Better Than The Movies: Whitman and O’Hara Both Wrote Poems, And Other Similarities

This is the first bit of my paper, as it stands. Much work is to be done, yet (including adding the citation for the Eberly article). But I thought it might be worthwhile to post these first few paragraphs.

Five days after Frank O’Hara’s death, Allen Ginsberg wrote an elegy to him, who he calls “The gaudy poet …, chattering Frank” whose bones are now “under squares of grass” (Ginsberg 3-10).  It is largely (in the tradition of elegies, to be sure) a sufficiently tender tribute put in competition with a living poet’s sense of superiority.  After all, what successes O’Hara—the “Curator of funny emotions” of Ginsberg’s “City Midnight Junk Strains” elegy—may have seen wither in comparison to Ginsberg himself, a towering and true Prophet in the tradition of Blake and especially of Whitman (Ginsberg 84).  And certainly O’Hara makes no bones of his lack of Bardic intent: “But how can you really care if anybody gets it, or gets what it means, or if it improves them,” he asks in his mock-manifesto, “Personism: A Manifesto,” “Improves them for what? For death? Why hurry them along?” (O’Hara 498).  Surely O’Hara’s is a kind of poetry in direct opposition to the kind of poetry represented by Whitman (and, by extension, Ginsberg), who “spring[s] from the pages into your arms,” who shouts “Remember my words … / I love you” (Whitman 611-612).

What are we to make of it, then, when O’Hara places Whitman among only three American poets who are “better than the movies” (the other two being Williams and Crane, arguably the two poets holding the biggest influence on his poetry) (O’Hara 498)? In truth, there is much of Whitman in O’Hara, but it’s made strange by O’Hara’s flippant nature and distrust of sincerity.  In an article pitting O’Hara and Whitman against each other, David Eberly points to the fact that O’Hara is “as likely to deprecate Whitman as to praise him” (??).  O’Hara’s “Ave Maria,” to take one of Eberly’s examples, pokes fun at Whitman’s emphatic patriotic songs, entreating the “Mothers of America” to “let your kids go to the movies!” (O’Hara 371).  The poem gradually raises the stakes, asserting first that, being “out of the house,” the kids “won’t know what you’re up to,” then that the movies are necessary for “the soul / that grows in darkness, embossed by silvery images,” and then that “they may even be grateful to you / for their first sexual experience” (O’Hara 371-372).  The last lines take this to a comic extreme: “so don’t blame me if you won’t take this advice / and the family breaks up / and your children grow old and blind in front of a TV set / seeing / movies you wouldn’t let them see when they were young” (O’Hara 372).

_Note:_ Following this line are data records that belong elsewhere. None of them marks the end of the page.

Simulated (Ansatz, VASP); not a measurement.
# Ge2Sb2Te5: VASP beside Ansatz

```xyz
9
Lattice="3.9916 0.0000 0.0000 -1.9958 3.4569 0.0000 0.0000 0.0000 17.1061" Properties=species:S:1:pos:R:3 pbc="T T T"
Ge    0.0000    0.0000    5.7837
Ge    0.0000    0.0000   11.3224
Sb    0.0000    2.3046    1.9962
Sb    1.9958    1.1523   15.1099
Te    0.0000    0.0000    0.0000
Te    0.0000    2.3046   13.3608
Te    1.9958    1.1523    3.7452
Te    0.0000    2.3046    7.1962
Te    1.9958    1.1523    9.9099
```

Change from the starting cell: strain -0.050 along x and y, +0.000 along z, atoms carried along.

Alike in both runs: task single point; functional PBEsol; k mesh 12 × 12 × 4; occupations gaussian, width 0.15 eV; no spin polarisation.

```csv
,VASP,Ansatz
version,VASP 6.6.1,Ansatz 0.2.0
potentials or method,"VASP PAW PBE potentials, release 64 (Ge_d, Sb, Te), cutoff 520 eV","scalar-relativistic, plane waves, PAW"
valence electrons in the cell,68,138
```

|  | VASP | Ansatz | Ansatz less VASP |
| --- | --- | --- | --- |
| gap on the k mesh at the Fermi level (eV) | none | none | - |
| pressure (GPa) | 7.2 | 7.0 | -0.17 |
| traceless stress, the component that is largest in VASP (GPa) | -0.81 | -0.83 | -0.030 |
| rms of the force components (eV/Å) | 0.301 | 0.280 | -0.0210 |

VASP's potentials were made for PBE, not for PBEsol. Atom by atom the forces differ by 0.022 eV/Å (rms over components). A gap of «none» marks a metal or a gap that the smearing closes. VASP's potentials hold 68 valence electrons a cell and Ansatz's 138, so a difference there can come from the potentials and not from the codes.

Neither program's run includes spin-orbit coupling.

We see a similar progression of intensity in much of Whitman—take specifically “Crossing Brooklyn Ferry,” which begins in only seeing the “flood-tide” and the “clouds of the west” “face to face,” and makes its way gradually to commanding the river to “Flow on, … flow with the flood-tide, and ebb with the ebb-tide!” (Whitman 307-312).  If O’Hara is parodying Whitman here, he is doing so in a way that proves Whitman’s effectiveness and value.  O’Hara may trivialize the subject matter, but he uses Whitman’s rhetorical setup to create a poem that is at once tongue-in-cheek and imminently sincere.

And here’s a poem by O’Hara. I can almost make sense of the French. The German is hopeless. But it has Whitman’s name in the title.

A Whitman’s Birthday Broadcast With Static

Pas la jeunesse à moi,
ni delicacy, ich kann nicht, ich kann nicht, keines Vorsprechen!
Ugly on the patio, silly on the floor, unkempt,
dans la vieux parc je m’asseois, et je ne vois pas à droite ni à gauche.
Personne! mais des bruits, des vagues particulières, und ich have Kummer, es könnte ihm ein Schaden zustossen, lacht der Kundschafter.
And then someone comes along who’s sick and I say “Tiens, ça! c’est las de l’amour, c’est okay!” and fall.
Da, ich bin der Komponist, und ich bin komponiert.